Two: Learn the Lingo
When reviewing bicycle insurance quotes, it’s important to understand the language used in policy documents. Here ’s a brief overview of the terms you might encounter.
Premium
A premium is an amount you pay monthly, quarterly, or annually to maintain coverage for your bicycle. If you fail to pay your insurance premiums, you won’t be able to file a claim if something happens to your bike.
Deductible
A deductible is a way for the policyholder to share some of the risk with the insurer. It’s the amount you’ll be responsible for before your insurance company will pay your claim. So if your deductible is $1,000 and your bike is worth less than that, it doesn’t make sense to file a claim.
The lower the deductible you choose, the higher the premium will be, and vice versa. While some renters, homeowners, and bike insurance companies offer $0 deductible policies, these typically come with a higher premium.
Coverage Limit
Your coverage limit is the total amount your insurance company will pay after your deductible should they accept a claim. There are different limits for different types of coverage. For example, you might have a $10,000 limit for additional living expenses and a $100,000 limit for liability coverage.
Your bicycle falls under personal property coverage. However, just because you have a $30,000 limit for personal property coverage doesn’t mean you can expect to be reimbursed for the value of your $2,000 bike. There’s typically a limit for different categories, and there may even be a limit for specific items.
Valuable Articles Coverage
Valuable articles coverage, also known as scheduled personal property coverage, is an add-on that covers specific valuable items against damage, theft, and loss. Think fine art, jewelry, musical instruments, and (you guessed it) bikes.
Adding this type of coverage raises your premium, but you won’t be subject to a deductible if something happens to your bicycle while you have valuable articles coverage. You’ll also be covered against more events, such as accidental loss.
Cash Value, Agreed Value, and Replacement Cost
Policies differ with regard to how they pay claims. There are three ways your insurance provider may assess your payout:
Cash value: If you have a cash value policy, your insurer will only pay the actual cash value of the item after depreciation. This is typically less than what it would cost you to replace the item.

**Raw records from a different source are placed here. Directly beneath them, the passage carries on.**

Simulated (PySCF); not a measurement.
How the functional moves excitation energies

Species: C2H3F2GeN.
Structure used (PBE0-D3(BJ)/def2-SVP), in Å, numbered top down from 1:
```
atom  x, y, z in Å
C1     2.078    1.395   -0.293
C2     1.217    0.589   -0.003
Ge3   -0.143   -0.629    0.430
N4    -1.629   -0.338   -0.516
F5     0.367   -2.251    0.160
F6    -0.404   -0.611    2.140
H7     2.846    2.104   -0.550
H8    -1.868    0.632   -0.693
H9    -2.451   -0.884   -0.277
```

Agreed value: If you have an agreed value policy, then you and your insurance provider have agreed ahead of time on the payout for each item you own. This guarantees you get the full amount in the event of a covered loss.
Replacement cost: If you have a replacement cost insurance policy, your insurance company will assess the cost to replace your stolen or damaged item. Sometimes, they might pay you the cash value first and then reimburse you after you’ve replaced the item.